No Love at First Sight
Salzburg, Austrian since 1816
By Robert Hoffmann
Top Photo: View of Salzburg Cathedral. Anne Zeuner/ Salzburg Festival
Few people are probably aware that the federal state of Salzburg, which is geographically located in the center of the republic and whose scenic beauty and cultural significance have largely influenced the image of our country, was annexed by Austria in 1816, just over 200 years ago - centuries later than the neighboring states of Tirol, Styria and Upper Austria.
Until 1803, the state of Salzburg was a Prince-Archbishopric of the Holy Roman Empire. That year marked the end of the 1,100-year long secular reign of the archbishops, after the Bavarian Duke Theodor had given the ancient Roman city Luvavum to Rupert of Salzburg (the first Bishop of Salzburg and also the patron saint of the federal state of Salzburg). During the Napoleonic Wars (1803-1815), the former prince-archbishopric went through a three-time occupation by French troops and a fivefold change of nationality. It was only after Napoleon’s final defeat at Waterloo that his former ally Bavaria agreed under military pressure to cede Salzburg to Austria in the spring of 1816.
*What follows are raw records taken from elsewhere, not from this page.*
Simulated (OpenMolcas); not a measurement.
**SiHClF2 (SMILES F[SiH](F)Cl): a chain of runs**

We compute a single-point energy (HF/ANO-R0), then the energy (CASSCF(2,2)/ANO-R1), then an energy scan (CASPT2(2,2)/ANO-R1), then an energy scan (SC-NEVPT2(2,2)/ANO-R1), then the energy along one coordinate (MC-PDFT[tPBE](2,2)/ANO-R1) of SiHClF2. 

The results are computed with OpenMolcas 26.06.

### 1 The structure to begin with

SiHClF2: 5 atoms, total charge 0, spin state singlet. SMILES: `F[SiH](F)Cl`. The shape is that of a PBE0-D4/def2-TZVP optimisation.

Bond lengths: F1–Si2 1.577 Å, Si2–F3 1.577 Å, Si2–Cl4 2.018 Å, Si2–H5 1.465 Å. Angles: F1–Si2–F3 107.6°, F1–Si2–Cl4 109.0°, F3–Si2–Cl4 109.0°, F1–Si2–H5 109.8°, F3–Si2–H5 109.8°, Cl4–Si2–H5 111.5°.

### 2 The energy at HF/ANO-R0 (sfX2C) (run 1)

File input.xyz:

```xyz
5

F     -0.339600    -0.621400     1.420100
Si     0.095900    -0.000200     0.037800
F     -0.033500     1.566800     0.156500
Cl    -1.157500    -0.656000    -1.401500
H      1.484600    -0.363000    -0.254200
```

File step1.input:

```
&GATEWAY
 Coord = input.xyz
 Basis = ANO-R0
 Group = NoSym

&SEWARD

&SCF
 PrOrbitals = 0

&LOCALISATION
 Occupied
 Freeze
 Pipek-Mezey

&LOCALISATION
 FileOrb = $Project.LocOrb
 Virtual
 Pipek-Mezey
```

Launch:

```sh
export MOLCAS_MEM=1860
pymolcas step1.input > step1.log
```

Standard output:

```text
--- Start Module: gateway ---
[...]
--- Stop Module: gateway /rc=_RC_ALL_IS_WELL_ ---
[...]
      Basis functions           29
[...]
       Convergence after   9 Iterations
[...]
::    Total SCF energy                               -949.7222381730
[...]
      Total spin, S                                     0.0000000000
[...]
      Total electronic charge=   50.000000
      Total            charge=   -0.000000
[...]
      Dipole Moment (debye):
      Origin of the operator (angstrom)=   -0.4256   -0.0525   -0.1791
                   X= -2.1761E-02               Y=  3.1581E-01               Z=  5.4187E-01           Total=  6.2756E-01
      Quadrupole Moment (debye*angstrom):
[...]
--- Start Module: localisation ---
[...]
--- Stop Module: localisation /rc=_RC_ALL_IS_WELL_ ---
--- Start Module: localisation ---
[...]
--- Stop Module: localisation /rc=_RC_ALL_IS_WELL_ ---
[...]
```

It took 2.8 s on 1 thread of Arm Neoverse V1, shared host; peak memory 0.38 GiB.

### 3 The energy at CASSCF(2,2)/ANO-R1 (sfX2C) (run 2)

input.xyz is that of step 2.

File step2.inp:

This transitional period had a rather negative impact on Salzburg. Highly indebted, plundered and reduced to its most valuable territories, Salzburg was placed under Austrian rule. The enthusiasm of the people of Salzburg for yet another change of nationality, which was already dampened, fell silent soon after the handover ceremonies, as the Austrian integration took place under unfavorable conditions. The recession during the transformation into a peacetime economy was further intensified by the disruption of the financial system and above all, by the crop failure in 1816. Back then, it was unknown that the “Year Without a Summer” was a result of the volcanic eruption of Mount Tambora in Indonesia the year before.
In the autumn of 1816, the people of Salzburg already suffered from food scarcity and increased food prices. A police report from October 28, 1816, states: “Every week, the price of bread and other items rises. You hear people in the streets complaining and sighing loudly about the hard times. The economy is at an all-time low, jobs for the working class decline with each passing day, causing more and more misery and despair.” Adding to this unfavorable situation during the integration into the Austrian Empire was the fact that Salzburg had lost the best agricultural parts to Bavaria. The Ziller Valley, which formerly belonged to Salzburg, was also lost and handed over to Tirol as a sign of recognition for its loyalty to the imperial house during the Napoleonic era. The fear that the mutilated state would not have its own administration was confirmed soon after the change of government.
In order to save costs, Emperor Francis I rejected Salzburg's petition for its own state government, and instead placed Salzburg as the fifth county under the state government of Upper Austria in Linz. In a petition, the citizens of Salzburg unsuccessfully tried to convince Emperor Francis I of the necessity of the archbishop's residence, a state government of its own, the restoration of the estates of Salzburg, as well as their own university, which had been abolished by the Bavarians.
By addressing the emperor, they intended to “at least save Salzburg to some degree, which had fallen to a village of the poor with empty palaces.” In its reply, the government in Vienna objected to the “inappropriate style of the request, whose evident purpose is only to overshadow the present administration with unfavorable comparisons.” The residents of the city of Salzburg were particularly hard hit by the degradation of the state. The loss of the residence and capital function was emotionally and economically difficult to cope with. At the end of the 18th century, fifty percent of the city's population were dependent on the archbishop's court, either working as an official or a servant at the court.
Merchants and traders relied on the consumption of the court and the numerous civil servants to make their living. The descent to Linz's subordinate county led to a massive migration of the former court staff, the officials and the intelligentsia from Salzburg. In 1800, Salzburg counted 550 officials and other servants, including judges and teachers; this number fell rapidly to 162 in the first years of the Austrian administration. It is not surprising that the population of the city of Salzburg fell from about 16,000 inhabitants at the end of the 18th century to about 11,000 after the annexation by Austria. Instead of the court and the princely state government, Salzburg received its orders from Linz or Vienna.
Under the order of the court police and censorship office in Vienna, subordinate officials suspiciously controlled every movement of the public opinion in Salzburg during the entire era of Vormärz (“pre-March” in English, also known as the Age of Metternich, which preceded the 1848 March Revolutions). However, the image of the Habsburg administration as cumbersome and incapable of modernizing during that time is not completely true. A counterexample is the precise planning and efficient implementation of land surveying within the framework of the Francis’ Cadastre (named after the Austrian Emperor Francis I), a large-scale project to establish a single legal area in soil evaluation and taxation matters. The Habsburg administration also proved to be efficient in other areas.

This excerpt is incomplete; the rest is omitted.